Exploring the “coolest” mock-up

10 September 2020 | By

ATLAS,Accelerators
The ATLAS mock-up of the central detector (left) sitting next to the B0 magnet, the 1/3rd length prototype of the experiment’s superconducting magnet. (Image: S. Bennett/CERN)

It was in 2014, just a few months after my transition from ALICE to ATLAS, that I saw the mock-up for the first time: a full-scale wooden reproduction of the central portion of the ATLAS experiment, measuring some 8 metres high and wide.

I was with my office mate Jan Godlewski that day, who would retire some months later. Like me, he was a mechanical engineer, as well as being the Cooling Coordinator of ATLAS. With his usual smile he started to tell me that, in 2001, he was in charge of the construction of such handicraft objects, along with 3 other collaborators. The goal at the time was to verify detector geometries, checking for available gaps where hundreds of power and read-out cables could be installed. These mock-ups were also employed to test the pipes used in the evaporative cooling system of the central detectors, in preparation for the actual installation in the experimental cavern which happened in 2007.

There I was, in the middle of yet another fascinating story that Jan was describing like an adventure – one of the many you might hear at CERN if you talk with physicists and engineers. Enthralled by the accuracy of some details, I would never have imagined that a couple of years later the mock-up would become my second office at CERN. 15 years after its first installation, we pulled it out of the drawer because a new mission awaited it.

But why, after all this time, was a wooden mock-up once again essential? Are the 3D models that faithfully reproduce the available spaces not enough? Partially yes, but not completely.


These new detectors will have crazy performance – their electronics will have to be kept at -40°C in order for them to survive the high radiation environment.


Inner Detector,Testing,Milestones,Technology,Detectors,ATLAS
A view of the ATLAS mock-up’s current set-up as the testing location for a new CO2 cooling system. (Image: J. Noite/ATLAS Collaboration)

In 2016, the mock-up became operational once again. Installed in one of the CERN workshops, it is surrounded by truss structures – as if on the stage of a rock concert – and equipped with pipes connected to a new cooling system. It is helping us test CO2 evaporative cooling technology, which at CERN will make up the main cooling systems of future ATLAS and CMS trackers. These new detectors will have crazy performance, and their electronics will have to be kept at -40°C in order for them to survive the high radiation environment.

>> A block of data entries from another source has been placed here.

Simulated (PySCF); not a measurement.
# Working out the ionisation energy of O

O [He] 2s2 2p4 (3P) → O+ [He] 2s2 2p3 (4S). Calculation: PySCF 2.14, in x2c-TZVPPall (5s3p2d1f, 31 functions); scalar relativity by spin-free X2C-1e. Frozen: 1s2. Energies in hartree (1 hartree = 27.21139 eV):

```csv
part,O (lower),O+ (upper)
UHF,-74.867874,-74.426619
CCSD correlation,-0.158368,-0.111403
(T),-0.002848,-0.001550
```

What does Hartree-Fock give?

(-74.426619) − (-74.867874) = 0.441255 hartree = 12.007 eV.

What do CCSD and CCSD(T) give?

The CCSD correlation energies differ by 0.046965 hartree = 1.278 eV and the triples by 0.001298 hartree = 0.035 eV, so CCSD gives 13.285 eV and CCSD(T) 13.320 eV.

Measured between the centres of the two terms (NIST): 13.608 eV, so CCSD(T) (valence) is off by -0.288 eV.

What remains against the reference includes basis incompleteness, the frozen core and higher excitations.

In order to build such increasingly powerful detectors, operating in extreme working conditions, we have to develop new solutions. Thus the ATLAS Collaboration, together with contributions from CMS, launched an R&D project called Baby-DEMO. The project, which I am in charge of, is carried out by a team of engineers and technicians working to provide the ATLAS with the most suitable and greener cooling technology. Transitioning to CO2 evaporative cooling will allow us to reduce the usage of Freon and other greenhouse refrigeration gases in our experiments.

The mock-up is the ideal tool for performing an in-depth study of the cooling system, because we can check our limits and try to overcome them. It is also being used to verify various other functionalities of new detectors, and is available to teams developing detector prototypes or working on the integration of the new cables. Proving that, just as it was twenty years ago, reality is still the best 3D model available.

Now I, just like Jan, have a story to tell!